The Family Law Amendment (Shared Parental Responsibility) Act 2006 signals a fundamental shift in the approach to parenting disputes following family dissolution, from a legally-informed and ultimately court-based adversarial system to a dispute resolution and conflict management approach using an Australia-wide network of community-based support services. Two important principles incorporated into the 2006 family law reforms are a default position of mothers and fathers sharing the care in ways that permit ongoing meaningful relationships with the children and, in normal circumstances, the resolution of disputes about this position, using dispute resolution processes.
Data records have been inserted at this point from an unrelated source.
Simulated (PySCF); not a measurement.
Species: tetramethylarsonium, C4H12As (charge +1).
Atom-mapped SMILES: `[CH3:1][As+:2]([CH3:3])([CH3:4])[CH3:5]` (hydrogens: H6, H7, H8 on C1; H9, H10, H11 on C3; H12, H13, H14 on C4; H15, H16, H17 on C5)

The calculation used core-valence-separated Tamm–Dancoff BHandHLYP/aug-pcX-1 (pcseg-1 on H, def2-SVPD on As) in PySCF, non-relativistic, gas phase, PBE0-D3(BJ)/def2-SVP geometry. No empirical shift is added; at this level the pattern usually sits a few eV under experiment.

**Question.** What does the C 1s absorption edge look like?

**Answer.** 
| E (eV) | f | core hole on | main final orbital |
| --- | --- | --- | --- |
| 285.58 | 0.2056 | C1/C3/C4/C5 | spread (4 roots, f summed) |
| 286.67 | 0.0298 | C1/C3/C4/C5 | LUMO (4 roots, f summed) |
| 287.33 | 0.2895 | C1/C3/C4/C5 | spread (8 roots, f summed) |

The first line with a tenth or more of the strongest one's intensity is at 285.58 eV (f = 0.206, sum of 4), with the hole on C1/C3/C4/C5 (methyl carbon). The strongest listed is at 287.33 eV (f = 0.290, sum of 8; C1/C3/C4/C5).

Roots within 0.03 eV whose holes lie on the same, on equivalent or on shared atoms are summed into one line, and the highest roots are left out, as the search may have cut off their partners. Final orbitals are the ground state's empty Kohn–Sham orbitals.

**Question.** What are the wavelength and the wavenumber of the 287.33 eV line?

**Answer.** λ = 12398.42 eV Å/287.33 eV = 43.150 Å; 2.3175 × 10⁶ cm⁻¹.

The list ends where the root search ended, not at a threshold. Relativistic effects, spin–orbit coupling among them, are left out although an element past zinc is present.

The reforms signalled a new recognition of the importance of fathers in children’s development and in family well-being. By emphasising a connection between the child and both parents as a fundamental right of the child, the legislation challenged earlier common practices that tended to see one parent (usually the mother) as the key parent after separation, while according ‘visiting rights’ to the other parent. In addition, by requiring parents, under normal circumstances, to negotiate over their child’s future contact and activities with them (eg by completing a parenting plan for example), the legislation aims to set in place a process that can support any future adjustments that may be necessary. At the same time, the deleterious effect of violent and abusive behaviour, an area in which men are over represented as perpetrators (Scott & Crooks 2004) is also recognised by the legislation. Former partners are not required to attempt to negotiate parenting arrangements where allegations of violence or abuse have been made.